Buoyancy/gravity wheel - another approach?

[Low-Q]

Hi,

I have made a drawing of an idea I had the other day. If it was possible to shield water in the right part of a container so it can be air in the left side, how would a buoyancy wheel act then?

I know there is harder to push ball E into the water than it is for ball A, due to the difference in pressure. But will the buoyancy of the balls F, G and H (Or more if more balls was available) be enough to force ball E (minus force of ball A) into the water?

Vidar

[onthecuttingedge2005]

B, C, D, E will 'resist' going into the water, this falls under the path of least resistance law which will always center itself out and settles into a zero kinetic potential.

[onthecuttingedge2005]

If you really wanted a wheel that runs on gravity then you must also understand that Gravity is not a constant around the world, different places have different gravitational influences.

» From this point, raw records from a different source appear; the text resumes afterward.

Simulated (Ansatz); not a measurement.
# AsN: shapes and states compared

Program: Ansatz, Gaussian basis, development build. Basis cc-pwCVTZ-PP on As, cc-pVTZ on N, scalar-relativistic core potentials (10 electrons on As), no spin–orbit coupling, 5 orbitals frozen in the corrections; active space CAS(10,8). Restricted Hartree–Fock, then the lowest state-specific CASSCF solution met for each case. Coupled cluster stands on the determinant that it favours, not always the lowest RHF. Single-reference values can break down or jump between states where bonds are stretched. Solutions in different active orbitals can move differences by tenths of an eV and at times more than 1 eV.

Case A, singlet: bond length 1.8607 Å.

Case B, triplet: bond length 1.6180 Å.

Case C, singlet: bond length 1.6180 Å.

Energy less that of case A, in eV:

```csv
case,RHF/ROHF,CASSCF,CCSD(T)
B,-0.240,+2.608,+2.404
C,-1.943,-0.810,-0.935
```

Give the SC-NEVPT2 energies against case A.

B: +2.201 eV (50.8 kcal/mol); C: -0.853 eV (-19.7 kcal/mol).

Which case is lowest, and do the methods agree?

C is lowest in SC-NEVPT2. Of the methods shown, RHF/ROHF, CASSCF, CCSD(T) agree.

if you built a rather large ordinary wheel that borders the blue gravity area vs. a heavy gravity environment in red then one side of that wheel will be heavier than the other side causing the wheel to perpetually rotate to the path of least resistance.

on the gravity map, in the blue areas objects fall slower than objects dropped in the red area.

32ft per sec squared only counts in the area it was calculated from, it does not hold true entirely around the world, there is a spot in the Indian ocean that has the least over all ratio of gravitational influence.

after you have fumbled with this concept in your head then tell me why it won't work as planned, 'remember the path of least resistance law'

Jerry

[Low-Q]

Only position E will be the counter energy with an average energy of the balls D_max x cos45^o x Depth_E-A

If the spheric balls was 1 litre. The maximum area is 250 cm^2. If Delta_E-A = 1m, the maximum counterforce is approx 250N when ball E is half way in. The average force is 250N x cos45 = 177N for the whole ball to enter the water. The distance D_max it must travel is 0,178m to be totally in the water. The total energy is then 177N x 0,178m = 31,5.

Then the three other balls F, G, H are travelling the same distance, but ball F and H are at average 45 degrees angle. What is the energy they provide?
If ball F and H are raising each approx: 0,178m x cos45 = 0,125m
In sum this is equivalent to 10N (About 1 litre) in 0,25m.
Ball G is raising approx 0,178m. The weight is 10N.
The total buoyancy energy is then (0,25m x 10N) + (0,178m x 10N) = 4,3

Ball E wins with 31,5 - 4,3 = 27,2 (something)

If we store that exsess energy in a fast spinning metal disc (Like the ones in some toys), should that energy be enough to keep the wheel to rotate in the opposite direction than I intended? ...so the balls at position F, then G, then H could provide energy each time they left position E and into the air?

I guess I'll not get a nice sleep tonight...too much thinking

Any thoughts @onthecuttingedge2005?

[onthecuttingedge2005]

lets say you weigh 200 pounds, take one soccer ball and one pool, the object of this mission, try to get the soccer ball down to the 12 foot level and touch the bottom of the pool.

don't hold your chin out to far or the ball might smack you a good one!

Sincerely
Jerry